Re: gcc will become the best optimizing x86 compiler

2008-07-26 Thread Agner Fog

Michael Meissner wrote:

On Fri, Jul 25, 2008 at 09:08:42AM +0200, Agner Fog wrote:
  
Gnu libc could borrow a lot of optimized functions from Opensolaris and  
Mac and other open source projects. They look better than Gnu libc, but  
there is still room for improvement. For example, Opensolaris does not  
use XMM registers for strlen, although this is simpler than using  
general purpose registers (see my code www.agner.org/optimize/asmlib.zip)



Note, glibc can only take code that is appropriately licensed and donated to
the FSF.  In addition it must meet the coding standards for glibc.
  
The Mac/Xnu and Opensolaris projects have fairly liberal public 
licenses. If there are legal differences, maybe the copyright owner is 
open to negotiation. My own code has GPL license. The fact that I am 
offering my code to you also means, of course, that I am willing to 
grant the necessary license.



Also note, that it depends on the basic chip level what is fastest for the
operation (for example, using XMM registers are not faster for current AMD
platforms).
  
Indeed. That's why I am talking about CPU dispatching (i.e. different 
branches for different CPUs). The CPU dispatching can be done with just 
a single jump instruction:
At the function entry there is an indirect jump through a pointer to the 
appropriate version. The code pointer initially points to a CPU 
dispatcher. The CPU dispatcher detects which CPU it is running on, and 
replaces the code pointer with a pointer to the appropriate version, 
then jumps to the pointer. The next time the function is called, it 
follows the pointer directly to the right version.

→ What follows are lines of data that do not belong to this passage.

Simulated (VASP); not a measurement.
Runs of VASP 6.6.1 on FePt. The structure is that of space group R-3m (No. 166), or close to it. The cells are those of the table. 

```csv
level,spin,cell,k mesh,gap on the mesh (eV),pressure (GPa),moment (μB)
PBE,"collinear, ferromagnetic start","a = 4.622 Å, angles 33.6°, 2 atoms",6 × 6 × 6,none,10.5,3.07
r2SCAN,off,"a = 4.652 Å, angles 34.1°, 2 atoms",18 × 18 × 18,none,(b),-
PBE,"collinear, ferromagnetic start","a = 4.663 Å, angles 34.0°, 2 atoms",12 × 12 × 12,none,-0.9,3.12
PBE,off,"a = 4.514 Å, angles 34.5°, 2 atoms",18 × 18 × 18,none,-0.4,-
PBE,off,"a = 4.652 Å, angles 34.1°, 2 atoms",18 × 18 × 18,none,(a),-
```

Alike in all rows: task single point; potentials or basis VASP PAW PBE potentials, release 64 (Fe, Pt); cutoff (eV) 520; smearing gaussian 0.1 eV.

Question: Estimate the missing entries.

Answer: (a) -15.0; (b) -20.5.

My memcpy runs faster with XMM registers than with 64-bit x64 registers 
on AMD K8.
My strlen runs slower with XMM registers than with 64-bit x64 registers 
on AMD K8.


I expect the XMM versions to run much faster on AMD K10, because it has 
full 128-bit execution units and data paths, where K8 has only 64-bits. 
I have not had the chance to test this on AMD K10 yet.


I believe it is best to optimize for the newest processors, because the 
processor that is brand new today will become mainstream in a few years.

Memcpy/memset optimizations were added to glibc 2.8, though when your favorite
distribution will provide it is a different question:
http://sourceware.org/ml/libc-alpha/2008-04/msg00050.html
  

I have libc version 2.7. Can't find version 2.8.


Re: gcc will become the best optimizing x86 compiler

2008-07-28 Thread Agner Fog

Michael Meissner wrote:
>Memcpy/memset optimizations were added to glibc 2.8, though when your 
favorite

>distribution will provide it is a different question:
>http://sourceware.org/ml/libc-alpha/2008-04/msg00050.html

I finally got a SUSE with glibc 2.8. I can see that 32-bit memcpy has 
been modified with an extra misalignment branch, but no significant 
improvement. Glibc 2.8 is NOT faster than glibc 2.7 in my tests. It 
still doesn't use XMM registers.


Glibc 2.8 is still almost 5 times slower than the best function 
libraries for unaligned data on Intel Core 2, and the default builtin 
function is slower than any other implementation I have seen (copies 1 
byte at a time!).


Tarjei Knapstad wrote:
>2008/7/26 Agner Fog <[EMAIL PROTECTED]>:
>>I have libc version 2.7. Can't find version 2.8
>It's in Fedora 9, I have no idea why the source isn't directly
>available from the glibc homepage.

2.8 is not an official final release yet.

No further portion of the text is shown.